Something very valuable that I have learned from smart parents around me is to sit down with them and talk to them about telling the truth. Make a point about how important it is that they come to you when they need you, when they are in trouble, etc. Make sure that they know that you will always be there to help them. That you may not like some of the choices that they make or what they do but that you will always love them.

Then it is important to stress that telling the truth always makes things easier. Tell them there will always be a consequence for bad behavior but you will always take into account that they told you the truth. Then specify that if they are dishonest the consequence will always be worse.

The first time they come to you with a difficult truth or you approach them and they confess - acknowledge the difficulty of coming forward. "I appreciate you telling me the truth, I can tell from the look on your face that it was a hard thing to do. It can take a lot of courage to do the right thing. What you did was not okay. I'm going to have to take some time to think about what kind of consequence is in order. I'll let you know when I come up with one and we'll sit down to discuss it." Or involve them. Ask them what kind of consequence they think is in order. Often times they will think of something far harsher than you would have. If it is too lax tell them you appreciate their input but you think ______ is more appropriate. Involving them in the process doesn't give the power to them, it helps them to see the logical order of things and you always have the final say if their judgement is off - which at times it will undoubtebly be.

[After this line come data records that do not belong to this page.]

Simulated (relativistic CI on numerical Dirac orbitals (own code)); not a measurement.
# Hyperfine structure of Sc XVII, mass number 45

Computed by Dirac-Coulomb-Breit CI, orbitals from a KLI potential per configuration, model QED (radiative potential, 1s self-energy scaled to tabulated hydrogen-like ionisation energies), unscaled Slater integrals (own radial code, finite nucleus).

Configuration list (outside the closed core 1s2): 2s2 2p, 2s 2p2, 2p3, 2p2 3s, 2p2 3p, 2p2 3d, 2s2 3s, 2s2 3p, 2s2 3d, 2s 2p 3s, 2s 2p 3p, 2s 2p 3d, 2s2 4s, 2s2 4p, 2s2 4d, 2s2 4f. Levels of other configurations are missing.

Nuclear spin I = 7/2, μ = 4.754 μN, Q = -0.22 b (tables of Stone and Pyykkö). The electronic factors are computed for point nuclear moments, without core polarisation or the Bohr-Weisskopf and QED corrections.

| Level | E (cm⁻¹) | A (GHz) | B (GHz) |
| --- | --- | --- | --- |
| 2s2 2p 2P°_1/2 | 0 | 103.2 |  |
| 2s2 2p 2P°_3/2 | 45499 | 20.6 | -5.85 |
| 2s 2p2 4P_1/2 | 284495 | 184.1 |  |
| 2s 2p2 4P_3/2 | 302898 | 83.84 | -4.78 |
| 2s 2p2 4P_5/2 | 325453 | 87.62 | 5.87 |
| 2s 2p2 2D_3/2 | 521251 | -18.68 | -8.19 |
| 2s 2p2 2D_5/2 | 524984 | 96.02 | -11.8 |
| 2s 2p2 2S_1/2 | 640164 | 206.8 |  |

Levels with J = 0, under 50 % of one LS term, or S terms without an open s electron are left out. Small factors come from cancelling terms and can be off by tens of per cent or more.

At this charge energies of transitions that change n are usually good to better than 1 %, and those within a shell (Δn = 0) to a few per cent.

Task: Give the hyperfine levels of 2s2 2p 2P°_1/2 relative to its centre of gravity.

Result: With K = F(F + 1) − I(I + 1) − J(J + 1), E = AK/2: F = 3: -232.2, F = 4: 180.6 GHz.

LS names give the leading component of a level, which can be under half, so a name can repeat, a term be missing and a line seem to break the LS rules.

It is important for our kids to know they can tell us the truth with things like this or even small things like who tracked the dirt in through the kitchen because someday it will be bigger things like peer pressure, drugs, depression and heaven forbid - pregnancy. We set up how they feel about coming to us when they are small. If they always feel that either way they're going to get screamed at and telling the truth brings no difference, they will always feel uncomfortable coming to us with difficult things - they will choose to confess things to their friends instead.

It sounds like your daughter, on some levels, was uncomfortable with stealing. She was making a point to point out the stickers to you. It seems a trivial thing but it's not. I myself did a lot of stealing at her age and did lots of things like that to get my parents attention to what I was doing without directly coming out and saying it. I didn't understand the gravity of what I was doing. I knew I wasn't supposed to do, I knew the Bible said it was bad, but I didn't know why. I didn't understand that taking a bunch of candy from a store ultimately hurt many people. I wound up stopping the behavior on my own without my parents ever knowing because one of my friends got caught and couldn't shop at that store anymore (a real life consequence) - and no, I am not a criminal in real life and I've never gone to jail etc. Stealing is a common thing in childhood. It is not okay and I don't condone it and it is NOT something to take lightly but the way our society sets things up ownership is very confusing, especially to children.

You are doing a great job with some very touchy subjects. Way to go on you and her dad working together to sort these things out. That will go a long way.